Assembly review: a staunch satire on British imperialism

 


By: Natasha Brown
Genre: Literally fiction
Page Count: 76, e-book


‘Our solitude is willed’ says the founder of The School of Life, Alain de Botton.   While it may be true for the occasions when we choose to take a break from the world, its people, and its inexhaustible busyness, at other times, when the world excludes us, that is, when we find ourselves utterly alone with no one to bring into company or no activity to engage in and unburden the weight of time, such alone-ness is no longer willed. Our solitude turns into isolation; willingness into coercion. 
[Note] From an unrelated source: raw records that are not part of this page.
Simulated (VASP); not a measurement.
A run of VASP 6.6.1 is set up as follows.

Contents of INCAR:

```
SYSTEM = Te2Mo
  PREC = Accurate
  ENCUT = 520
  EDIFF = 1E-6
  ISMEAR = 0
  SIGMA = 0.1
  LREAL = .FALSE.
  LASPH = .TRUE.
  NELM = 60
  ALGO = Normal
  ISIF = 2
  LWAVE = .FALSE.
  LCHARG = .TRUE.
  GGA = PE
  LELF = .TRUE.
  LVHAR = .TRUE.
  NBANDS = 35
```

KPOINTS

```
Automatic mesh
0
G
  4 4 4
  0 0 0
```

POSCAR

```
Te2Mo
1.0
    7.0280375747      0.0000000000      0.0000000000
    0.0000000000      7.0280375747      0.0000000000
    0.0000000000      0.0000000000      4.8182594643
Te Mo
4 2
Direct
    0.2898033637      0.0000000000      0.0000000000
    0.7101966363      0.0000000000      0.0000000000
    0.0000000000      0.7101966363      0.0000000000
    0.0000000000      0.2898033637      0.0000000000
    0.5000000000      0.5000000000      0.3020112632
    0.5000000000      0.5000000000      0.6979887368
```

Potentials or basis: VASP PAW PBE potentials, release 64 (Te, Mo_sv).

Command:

As an introvert, I’ve immensely enjoyed the spaciousness of my solitude, and since I’ve been lonely for most of my life, I’ve also grown accustomed to it. Yet my increasing consciousness about how often I find myself to be lonely, even though I wouldn’t particularly love to be around people either, (the conundrum of loneliness) have made me grow distasteful, even frustrated, towards such prolonged spells of solitude, or rather isolation. For every now and then, on the evidence of my life, I don’t find my solitude to be willed, but rather an isolation that is enforced upon me – by luck, by my personality, by my being too different and uncomplying. 

Due to my ‘conundrum of loneliness’, I’m someone who makes for a perfect example of ‘man isn’t happy in any situation’ proverb. I do not want to be with myself for too long, I do not want to be alone, yet at the same time, I wouldn’t want to be around other people either. I don’t want an un-willed solitude, and I cannot opt for a willed company either. 

But only a couple of weeks of work has made me realize that such trivial displeasures about life are the ponderings of the adolescent, once one crosses his mid-twenties and has to become a moving part in the machine of capitalism, more existential and significant-seeming concerns emerge. Like realizing how this is going to be your life for the next twenty-five years, and fearing to be stuck in a job that doesn’t at all bring you any fulfillment whatsoever, but only the money that you need. 

Standing here now, not only do I find myself at a distance from my narrative of loneliness, but also from everything in that narrative that created a meaning out of it, or at least a meaning in development. And a core part of that narrative of loneliness was reading, and should I exaggerate, writing too. Now, I just feel like another one of billions of workers who don’t feel any meaning towards their work, therefore no sense of fulfillment either, but has to work in order to earn the important money on which their life depends. 

Work that is inexhaustible: every other day, six days a week, 9 hours a day; work which treats our life outside it only as an interlude. Since by working you are earning the money you so need; the rest doesn’t really matter. I guess ‘the work life balance’ was a fluke after all. 

But it’s too early for me to be talking all these, instead I should be reviewing this book, which due to my work, wasn’t the savoring experience of reading as it should’ve been. 

The first-person narrator of this novella isn’t at all what I’ve discussed so far: an introverted loner or a compelled capitalist laborer. She is a black British woman who works as an accountant at a well-paid job, and is fretful about her upcoming visit with her boyfriend’s rich, white parents. In these seventy pages, Brown takes us inside the narrator’s soliloquies (likened to Virginia Woolf) as she takes into account her colonized past, her never-ending struggle, and the living elements of British imperialism that still haunts her, despite her position, or maybe, because of it. Brown’s prose isn’t only sharp with its satire, but is tender also with the vulnerabilities of the narrator. Moreover, any Woolf reader would feel the elements of ‘stream of consciousness’ in Brown’s prose as well, making it even more impactful as book, however small.